The Bureau of Meteorology had promised 0-1 mm of rain for the day, not enough to deter the thirty or so souls who ventured down to Phillip Island. But by the time we congregated at the Nobbies car park at 9.00am, we had already had five times that. At least we arrived with some sun to provide encouragement. But there was more rain to come.
The drive across Phillip Island was a bit of a slalom to avoid thousands of Cape Barren Geese grazing in pairs on the grass verges and meandering across the road. The Nobbies Centre, on Point Grant at the western tip of the island, reopened in 2007 after major repairs due to storm damage to the former Seal Rocks Sea Life Centre (and an expensive lawsuit with the State Government). The car park and extensive boardwalk provided spectacular views of the coastline and the adjoining Nobbies’ Round Island and to Seal Rocks further out to sea.
A few thousand Crested Terns and Silver Gulls were sitting on the rocks on Round Island, together with a single Great Cormorant, one Little Pied Cormorant and a Sooty Oystercatcher. Good eyes and steady binocular hands were needed to spot several large flocks of Short-tailed Shearwaters skimming the water a kilometer or two offshore – almost invisible. Closer to shore but up in the sky, a pair of Australian Gannets provided an aerial ballet, twisting and turning around each other on several flypasts with their long, flexible, bent wings. Kelp Gulls provided more frequent and closer flyovers. Meanwhile, on the ground, a couple of Little Penguins poked their noses out of their nesting boxes around the boardwalk to see who was making all the noise – just us!

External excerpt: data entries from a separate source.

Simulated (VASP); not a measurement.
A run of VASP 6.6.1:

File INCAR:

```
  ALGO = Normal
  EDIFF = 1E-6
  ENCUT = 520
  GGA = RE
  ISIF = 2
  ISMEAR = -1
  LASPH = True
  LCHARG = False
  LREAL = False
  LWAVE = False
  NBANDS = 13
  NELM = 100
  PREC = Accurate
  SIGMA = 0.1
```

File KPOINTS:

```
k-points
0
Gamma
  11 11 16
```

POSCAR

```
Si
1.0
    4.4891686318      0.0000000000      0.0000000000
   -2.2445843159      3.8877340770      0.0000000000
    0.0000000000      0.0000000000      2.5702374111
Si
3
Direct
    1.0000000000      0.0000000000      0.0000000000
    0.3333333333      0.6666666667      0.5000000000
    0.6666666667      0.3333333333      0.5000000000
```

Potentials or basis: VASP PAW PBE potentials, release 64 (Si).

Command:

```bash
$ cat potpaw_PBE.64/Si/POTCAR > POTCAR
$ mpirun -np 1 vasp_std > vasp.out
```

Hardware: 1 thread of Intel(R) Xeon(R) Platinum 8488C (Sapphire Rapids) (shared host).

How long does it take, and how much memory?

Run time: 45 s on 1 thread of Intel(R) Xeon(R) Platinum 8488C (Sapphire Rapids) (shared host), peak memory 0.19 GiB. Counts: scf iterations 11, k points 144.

After an hour or so, we motored on to stop two, Swan Lake, a couple of kms inland from the Nobbies. The only permanent freshwater lake on Phillip Island, Swan Lake was created as a Fauna Reserve in 1924 to protect the Short-tailed Shearwaters in their nesting burrows. The location offered a gentle walk through bushland leading to a raised boardwalk over sand dunes (with the Shearwater burrows), leading to two hides on the lake’s edge. The walk to the hides was just long enough to see lots of New Holland Honeyeaters and a couple of Whistling Kites, and for everyone to get properly soaked by the next light rainfall.
The low water level in the lake, normal for this time of year, provided plenty of water’s edge grazing for a few swamp wallabies, as well as Cape Barren Geese, Masked Lapwings, Black Swans, several types of duck, White Ibis, a White-faced Heron and a Black-fronted Dotterel. Many thought they positively identified a flock of Red-necked Stints, others were more doubtful – with limited visibility due to a land spit, it was mostly a matter of confidence (or faith).
But the find of the day was a Banded Lapwing 300 meters away, half the size of its numerous masked cousins and with an annoying habit of facing away from all the cameras and binoculars. It made up for the soaking on the way to the hides (and a third downpour while we were safely inside them).
The walk back to Swan Lake car park was in warm sunshine and, for once, Grey Fantails did not dominate the bushland – Silvereyes did. Close encounters were provided as they flitted out of the scrub to feast on red berries on shrubs all along the boardwalk. A Swamp Harrier flew over, keeping an eye on us.
So, on to the Rhyll foreshore, where we regrouped for lunch, some welcome sun, a hot coffee from the local shops and a couple of Sea Eagles lazily circling overhead. A lone Royal Spoonbill provided a point of different on the shoreline amongst the Masked Lapwings and Silver Gulls.
After lunch and with continued sunshine for the rest of the day, we bypassed Rhyll inlet (another boardwalk) and headed inland to the Oswin Robert Reserve, about 5 km along the Rhyll-Newhaven Road. The Reserve is the last remaining remnant bushland on Phillip Island, offering eucalypt woodland and a variety of walking trails. Our short stroll found plenty more Silvereyes, some Thornbills (Brown, Striated, Buff-rumped? – hard to tell in the shadows), Red Wattlebirds and a pair of Galahs. And an echidna, who paid scant attention to the 30 or so passers-by as it wandered back and forth across the track several times.
The final stop for the day was Fisher’s wetland, just before the causeway over to Churchill Island. Our arrival caused a mass movement of birdlife to the middle and far side of lake, but not before a small group of Freckled Ducks had been spotted. The track and boardwalk around the wetlands provided the chance to get a little closer. Numerous ducks, coots, swamphens, ibis and other waterbirds provided plenty of shutter-fodder, while Welcome Swallows provided their usual aerobatics overhead. Yellow-faced Honeyeaters, Red Wattlebirds and Superb Fairy-wrens provided more challenging shots in the surrounding bushland.
A wonderful day, in spite of the early shower, and lots of variety – thanks to Peter and John V for coordinating another great day’s bird photography.